At the end of Dunn’s poem “Introduction to the 20th Century,” he writes, “In difficult times, we come to understand, / it’s the personal and only the personal matters” (83). I think that is a good summary of part of Dunn’s poetry, but there’s more which I’ll I get to in a moment. I also think these lines speak to contemporary American poetry, in general, especially when this poem is read, on one level, as an allegorical history of 20th century Anglo-American poetry. The first stanza traces the metronomic meters and Edwardian poetic imagery of early 20th century poetry to which Modernist poetry reacted. The first stanza also presents the bourgeois sensibility that was beginning to develop at the same time. The next stanza introduces a modernity of people working for “hours, days, weeks,” as well as the rise of city life with its subways. Then there’s the hint of the poets who “felt they had a say in the universe,” as the poet of Modernism felt he/she was a hero doing the important work of saving culture. And so the poets create “a rhythm and a hunch, something local / we could possibly trust.” They created free verse, new localities, and something to believe in. Part of Modernism poetry is the move away from temporality, or causality and the narrative flow of time, and the move towards the place, especially the juxtaposition of places to represent the poly-perspectives of reality, which is best evidenced with Cubism. And then Dunn’s poem arrives at the personal of contemporary American poetry. And when I think about this some more, especially in relation to Dunn, I find the personal also means less hermeneutic. When I read a poem between around 1914ish to 1945ish (the time of Modernism), I feel like a lot of work has to be done to read and understand those poems. I have to look up allusions, look up etymologies, scan quantitative and qualitative rhythms, and, in essence, I almost feel like I’m measuring poetry for how good it is. After 1945, I feel less of that, especially with Dunn.

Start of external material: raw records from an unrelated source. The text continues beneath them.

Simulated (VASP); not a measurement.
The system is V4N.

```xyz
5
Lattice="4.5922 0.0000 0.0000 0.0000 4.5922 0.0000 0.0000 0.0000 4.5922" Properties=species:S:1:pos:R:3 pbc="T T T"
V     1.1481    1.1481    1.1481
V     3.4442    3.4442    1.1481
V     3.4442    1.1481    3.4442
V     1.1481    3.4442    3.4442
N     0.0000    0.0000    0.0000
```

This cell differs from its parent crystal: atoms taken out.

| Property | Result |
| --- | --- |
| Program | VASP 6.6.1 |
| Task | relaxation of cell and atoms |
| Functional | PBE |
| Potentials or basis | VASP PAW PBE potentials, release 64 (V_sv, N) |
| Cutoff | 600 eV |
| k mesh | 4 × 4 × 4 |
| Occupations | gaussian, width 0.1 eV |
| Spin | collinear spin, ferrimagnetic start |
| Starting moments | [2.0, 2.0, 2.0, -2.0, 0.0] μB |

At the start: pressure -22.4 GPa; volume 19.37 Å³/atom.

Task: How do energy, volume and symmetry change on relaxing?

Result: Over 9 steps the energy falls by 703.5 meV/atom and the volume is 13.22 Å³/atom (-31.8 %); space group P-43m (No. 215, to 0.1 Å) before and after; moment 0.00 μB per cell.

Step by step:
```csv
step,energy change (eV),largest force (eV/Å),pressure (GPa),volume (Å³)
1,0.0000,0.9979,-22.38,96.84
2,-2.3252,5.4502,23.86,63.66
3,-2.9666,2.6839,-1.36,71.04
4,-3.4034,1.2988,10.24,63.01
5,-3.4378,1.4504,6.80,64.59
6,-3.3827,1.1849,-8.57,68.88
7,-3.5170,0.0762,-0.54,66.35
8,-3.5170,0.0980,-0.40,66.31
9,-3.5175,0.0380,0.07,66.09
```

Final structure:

Dunn, I think, is concentrated on choosing words and putting them in the most evocative and/or effective order, but he’s also creating experiences but not excavation sites. The reader doesn’t have to dwell on each word and dig layers down into the poem. The reader just needs to experience the poem of the personal level that is filled with detail, and then think about what it means to have inhabited that experience. Dunn’s language is easy to follow, but it’s certainly tight.

I think one way to look at Dunn’s poetry, in general, is too look at “Essay on the Personal” (139), which appeared in Not Dancing from 1984, six years after “Introduction to the 20th Century,” which appeared in A Circus of Needs.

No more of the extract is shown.